United States District Court, D. Kansas

July 23, 2019

DERRICK HOWARD, Plaintiff,
v.
FARMERS INSURANCE COMPANY, INC., MID-CENTURY INSURANCE COMPANY, INC., GREGORY SCHER, WOOLLS PEER DOLLINGER & SCHER, and KIMBERLY HASKINS, Defendants.

          MEMORANDUM AND ORDER

          Daniel D. Crabtree United States District Judge.

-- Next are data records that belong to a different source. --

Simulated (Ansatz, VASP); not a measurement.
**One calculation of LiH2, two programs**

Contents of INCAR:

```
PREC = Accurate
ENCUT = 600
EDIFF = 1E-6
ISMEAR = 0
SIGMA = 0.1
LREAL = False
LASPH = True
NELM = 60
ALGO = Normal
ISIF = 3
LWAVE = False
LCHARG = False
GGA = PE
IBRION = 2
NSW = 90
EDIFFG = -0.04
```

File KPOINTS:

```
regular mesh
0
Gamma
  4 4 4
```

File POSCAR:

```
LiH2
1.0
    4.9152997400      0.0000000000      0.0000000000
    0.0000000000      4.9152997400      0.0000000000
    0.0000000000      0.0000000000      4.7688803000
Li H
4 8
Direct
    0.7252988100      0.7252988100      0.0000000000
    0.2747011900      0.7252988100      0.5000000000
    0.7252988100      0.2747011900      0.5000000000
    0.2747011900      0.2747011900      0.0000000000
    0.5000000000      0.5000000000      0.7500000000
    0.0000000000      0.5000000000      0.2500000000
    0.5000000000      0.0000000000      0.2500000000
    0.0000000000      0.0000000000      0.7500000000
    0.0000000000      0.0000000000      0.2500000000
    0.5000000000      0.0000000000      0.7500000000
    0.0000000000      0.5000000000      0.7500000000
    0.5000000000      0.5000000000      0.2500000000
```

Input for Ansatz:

         Before the court is defendants Farmers Insurance Company, Inc. (“Farmers”) and Mid-Century Insurance Company, Inc.'s (“Mid-Century”) Motion to Dismiss (Doc. 24). Also before the court is defendants Gregory Scher and Woolls Peer Dollinger & Scher's (“WPDS”) Motion to Dismiss Action (Doc. 26). Although the court has granted plaintiff Derrick Howard multiple extensions of time to file a response to the motions, Mr. Howard did not timely respond. Nor did Mr. Howard respond to the court's Notice and Order to Show Cause (Doc. 35) requiring him to explain why the court should not dismiss his claim against defendant Kimberly Haskins. Having reviewed the opening papers and the relevant legal authority, the court concludes (1) Mr. Howard's claims against Farmers and Mid-Century are barred by the applicable statutes of limitations or must be raised in the Central District of California; and (2) Mr. Howard has not advanced any allegations that support the court's personal jurisdiction over Mr. Scher and WPDS. The court also dismisses the action against Ms. Haskins for failure to complete service of process and failure to prosecute.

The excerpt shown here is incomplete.